Given that$\text{atan2}\left(x,y\right)=\text{arctan}\left(\frac{y}{x}\right)$when$x,y$are in quadrants I and IV, I can implement atan2 using arctangent near zero, where it’s smooth and easily approximated. Inputs outside of that domain can be manipulated into it, provided that the output is adjusted for those manipulations.

## “Derive” arctangent approximation §

To implement atan2, I whipped out Chapter 18 from Streamlining Digital Signal Processing, which had several approximations for atan, including the following formula:

$\begin{array}{rl}{\text{arctan}}^{\star }\left(x\right)& \mathrm{=\frac{\pi }{4}x+0.273x\left(1–|x|\right)}\\ \mathrm{\approx \text{arctan}\left(x\right)\text{,}x\in \left[-1,1\right]}\end{array}$

That’s a local polynomial approximation good to a worst-case error of 0.22° for$-1\le x\le 1$.

## Convert units §

Now this is single-operand arctangent, so its parameter$x$is really the slope$\frac{y}{x}$as understood by atan2. Hence, the limited domain of the approximation function is equivalent to octants I and VIII in terms of atan2. The range is$\left[-\frac{\pi }{4},\frac{\pi }{4}\right]$over that domain. We want to convert to turns, since that’s bit easier to work with:

$\begin{array}{rl}{\text{arctan}}_{\tau }^{\star }\left(x\right)& \mathrm{=\frac{1}{2\pi }{\text{arctan}}^{\star }\left(x\right)}\\ \mathrm{=\frac{1}{2\pi }\left(\frac{\pi }{4}x+0.273x\left(1–|x|\right)\right)}\\ \mathrm{=\frac{1}{8}x+\frac{0.273}{2\pi }x\left(1–|x|\right)}\\ \mathrm{=x\left(\frac{1}{8}+\frac{0.273}{2\pi }–\frac{0.273}{2\pi }|x|\right)}\end{array}$

Now the range is$\left[-\frac{1}{8},\frac{1}{8}\right]$in units of turns (or τ). The last form requires only two multiplications and one addition as opposed to the three multiplications and two additions required by the original form.

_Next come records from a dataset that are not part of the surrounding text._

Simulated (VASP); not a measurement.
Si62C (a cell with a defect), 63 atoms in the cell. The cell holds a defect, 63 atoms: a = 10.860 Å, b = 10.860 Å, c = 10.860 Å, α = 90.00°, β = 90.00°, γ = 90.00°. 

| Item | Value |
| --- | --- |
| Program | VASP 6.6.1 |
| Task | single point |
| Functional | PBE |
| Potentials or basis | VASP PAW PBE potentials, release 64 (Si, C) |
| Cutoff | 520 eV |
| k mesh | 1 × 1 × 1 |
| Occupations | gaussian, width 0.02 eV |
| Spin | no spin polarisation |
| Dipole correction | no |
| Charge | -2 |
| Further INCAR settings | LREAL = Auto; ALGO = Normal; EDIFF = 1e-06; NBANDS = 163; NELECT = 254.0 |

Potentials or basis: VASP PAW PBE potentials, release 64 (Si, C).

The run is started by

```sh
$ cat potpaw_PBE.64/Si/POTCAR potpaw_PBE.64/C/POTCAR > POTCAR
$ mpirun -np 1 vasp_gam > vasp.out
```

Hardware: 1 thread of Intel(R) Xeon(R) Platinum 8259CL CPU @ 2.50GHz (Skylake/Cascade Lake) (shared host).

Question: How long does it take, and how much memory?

One more thing: because the final function takes in operands with a range of

$y,x\in \left[-1,1{\right)}_{Q15}$

in Q15 format and I want its output angle be one turn

$\theta \in {\left[-\frac{1}{2},\frac{1}{2}\right)}_{\tau }$

in 16-bit brads, I actually need to scale the approximation back up to deal with the 1.15→0.16 fixed point conversion:

$\begin{array}{rl}{\text{arctan}}^{†}\left(x\right)& \mathrm{=2{\text{arctan}}_{\tau }^{\star }\left(x\right)}\\ \mathrm{=x\left(\frac{1}{4}+\frac{0.273}{\pi }–\frac{0.273}{\pi }|x|\right)}\end{array}$

## Exploit function symmetries §

To handle inputs not in octant I and VIII, I chose to manipulate the coordinates and exploit the symmetries of atan2. For example, if our input is in octants II and III, then we rotate it by −90°:

$\begin{array}{rl}\left[\begin{array}{c}{x}^{\prime }\\ {y}^{\prime }\end{array}\right]& \mathrm{=\left[\begin{array}{cc}\mathrm{cos}-90\mathrm{°}& -\mathrm{sin}-90\mathrm{°}\\ \mathrm{sin}-90\mathrm{°}& \mathrm{cos}-90\mathrm{°}\end{array}\right]\left[\begin{array}{c}x\\ y\end{array}\right]}\\ \mathrm{=\left[\begin{array}{cc}0& 1\\ -1& 0\end{array}\right]\left[\begin{array}{c}x\\ y\end{array}\right]}\\ \mathrm{=\left[\begin{array}{c}y\\ -x\end{array}\right]}\end{array}$

Now x′ and y′ are in octants I and VIII—as required—and we can pass them to our approximate arctangent:

${\text{arctan}}^{†}\left(\frac{{y}^{\prime }}{{x}^{\prime }}\right)$

The result then needs to be rotated 90° to put it back into octants II and III. This is easy since the result is already in angular units: just add 90°. Altogether, it looks like this:

$\begin{array}{rl}\text{atan2}\left(y,x\right)& \mathrm{={\text{arctan}}^{†}\left(\frac{{y}^{\prime }}{{x}^{\prime }}\right)+90\mathrm{°}}\\ \mathrm{={\text{arctan}}^{†}\left(\frac{-x}{y}\right)+90\mathrm{°}}\\ \mathrm{=90\mathrm{°}–{\text{arctan}}^{†}\left(\frac{x}{y}\right)}\end{array}$

I took it a step further here by using arctangent’s property as an odd function:$\text{arctan}\left(-x\right)=-\text{arctan}\left(x\right)$. In terms of implementation, this means:

1. Invert the division by swapping the two arguments.
2. Flip the output sign of${\text{arctan}}^{†}$.
3. Add 90° or 0.25 turns or 16384 brads to the result.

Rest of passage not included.